Re: Files with identical SHA1 breaks the repo

2017-03-02 Thread Daniel Shahaf
Garance A Drosehn wrote on Wed, Mar 01, 2017 at 14:48:07 -0500:
> On 1 Mar 2017, at 7:18, Daniel Shahaf wrote:
> 
> > Stefan Sperling wrote on Wed, Mar 01, 2017 at 11:01:40 +0100:
> >> On Tue, Feb 28, 2017 at 10:17:34PM -0600, Greg Stein wrote:
> >>> I really like this idea.
> >>>
> >>> And we could take a copy of APR's sha1 code, and rejigger
> >>> it to perform *both* hashes during the same scan of the
> >>> raw bytes. I would expect the time taken to extend by
> >>> (say) 1.1X rather than a full 2X. The inner loop might
> >>> cost a bit more, but we'd only scan the bytes once. Very
> >>> handy, when you're talking about megabytes in a stream-y
> >>> environment.
> >>>
> >>> (and medium-term, push this dual-sha1 computation back
> >>> into APR)
> >>
> >> The idea is nice and I would support its application.
> >
> > I would not.
> >
> > Using two variants of sha1 is fine for supporting webkit's
> > use-case, or to protect admins from disgruntled employees
> > who commit the known collision to DoS their employer.
> >
> > However, when the attacker model is a competent/resourceful
> > attacker, using two variants of sha1 only increases the
> > attack's complexity by a factor of about 2⁷ ([1, §4.1]),
> > and might in fact cause collisions to be _easier_ to find
> > (since additional state is output).
> >
> > So let's not add a variant of sha1.
> 
> Note that is not a variant of sha1, which implies that it
> is a *different* algorithm.  It's the same algorithm, run
> with two different inputs.
> 
> The paper you reference:
> https://www.iacr.org/archive/crypto2004/31520306/multicollisions.pdf
> 
> is interesting, and some of it might be going over my head.
> However, I'll note that it seems to be about:
> 
>"... unwanted dependencies between two slightly
> different instances of the same hash function"
> 
> That is not what I am suggesting.  I am suggesting to use
> the exact same hash function, but giving the function two
> vastly different collections of data.

I understood what you were suggesting, and it's precisely what the paper
talks about.  Consider the function that takes as input a file (more
accurately: a byte stream) and returns the sha1 of every other word of
that file; that function is a hash function and is a variant of sha1.

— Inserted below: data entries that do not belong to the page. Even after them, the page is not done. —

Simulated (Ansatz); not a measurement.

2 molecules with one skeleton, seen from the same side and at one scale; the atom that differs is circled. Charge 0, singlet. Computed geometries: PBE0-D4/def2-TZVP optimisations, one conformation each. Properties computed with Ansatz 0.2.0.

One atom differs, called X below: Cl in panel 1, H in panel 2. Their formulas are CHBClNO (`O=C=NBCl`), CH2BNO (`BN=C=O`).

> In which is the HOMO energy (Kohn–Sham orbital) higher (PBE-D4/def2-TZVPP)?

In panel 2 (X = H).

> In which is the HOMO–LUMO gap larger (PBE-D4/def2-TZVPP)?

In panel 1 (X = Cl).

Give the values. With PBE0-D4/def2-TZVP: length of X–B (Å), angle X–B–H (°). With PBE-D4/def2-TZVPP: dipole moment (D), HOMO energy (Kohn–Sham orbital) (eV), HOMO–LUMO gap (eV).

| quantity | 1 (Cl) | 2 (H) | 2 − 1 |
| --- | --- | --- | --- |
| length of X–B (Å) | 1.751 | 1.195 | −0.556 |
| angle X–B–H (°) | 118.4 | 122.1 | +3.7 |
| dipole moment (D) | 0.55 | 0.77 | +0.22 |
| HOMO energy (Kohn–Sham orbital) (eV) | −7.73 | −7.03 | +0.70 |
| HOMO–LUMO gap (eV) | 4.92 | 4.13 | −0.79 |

In terms of that paper, you can think of F as sha1 and G as "sha1 of
every other word" (or the other way around).

> And not only that,
> but there is an ordering dependency between the two sets of
> data.  It's mighty hard to add data to the first set (the
> entire file) without causing significant disruption in the
> *actual data* that will be fed to the second set.
> 
> I do not see how this extended-sha1 would be easier to break
> than the current sha1, because it includes the current sha1,
> unchanged.

In cryptography, "it appears to be hard" and "I see no way to break it"
don't count: the fact that one does not see an attack, does not mean
that no attack exist.  (Absence of evidence isn't evidence of absence.)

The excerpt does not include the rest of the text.